Leave
your logic at the door, lean back in your seat and just enjoy this
funny, 1970s type heist using a 2011 'mark', with a sterling cast. To me
the standout performance is by Mathew Broderick who hasn't been this
funny, and relaxed on screen, in a long time. He delivers many of his
lines with a straight face that will have you laughing out loud!
The screenplay, by Ted Griffin and Jeff Nathanson,
is about a group of employees in a luxury hi-rise, 'played' here by the
Trump International Tower, that lose their pensions, and personal
investments, to a Wall Street Madoff type of swindler and how they try to get their money back knowing he
will walk away free but that he has run away money in his penthouse
apartment! Oh, let's not forget the red Ferrari, originally owned by
Steve McQueen, the investor has sitting in his living room which becomes
an important prop.
I am
not an Eddie Murphy fan but here he neither hogs the screen or goes
overboard with the profanity and though there is a lot of the latter I
really didn't hear it! Ben Stiller, who is the leader of the gang, hires
Murphy to teach him and act as a consultant.
The
gang consists of the aforementioned Broderick, a sad sack Wall Street
ex-financier being evicted from his Tower apartment, plus Casey Afflick with a wife due any minute who isn't sure if he wants to be involved, Stephen McKinly Henderson who attempts suicide after hearing he lost all his savings, Michael Pena, ex Burger King worker, recently employed at the tower, and Gabourey Sidibe, a Jamaican housekeeper whose father was a locksmith expert.
The
swindler is played by Alan Alda with all the smoothness a swindler
needs. Judd Hirsch is the CEO of the building while Tea Leoni, who
almost steals the movie from the guys, is an FBI agent assigned to the
swindler's case and, almost, becomes a love interest for Stiller.

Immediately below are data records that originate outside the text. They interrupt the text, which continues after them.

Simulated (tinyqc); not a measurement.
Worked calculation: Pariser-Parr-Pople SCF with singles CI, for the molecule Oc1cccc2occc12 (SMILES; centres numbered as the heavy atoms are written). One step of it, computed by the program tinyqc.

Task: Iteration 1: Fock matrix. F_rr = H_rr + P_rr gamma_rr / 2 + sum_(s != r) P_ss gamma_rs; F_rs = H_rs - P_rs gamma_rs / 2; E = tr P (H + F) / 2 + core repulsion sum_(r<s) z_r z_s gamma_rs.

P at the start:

The film, directed by Brett Ratner,
is fast moving, plays in, out and around the Macy's Thanksgiving
parade, Central Park, the Tower and mid-town Manhattan, is funny with
actors who know what they are doing and how to deliver the lines, corny
or sharp, making them sparkle.
It
is not an important film, will mnot win any awards and will probably
make enough money for there to be a "Tower Heist 2" that won't even come
close to being as enjoyable as this is.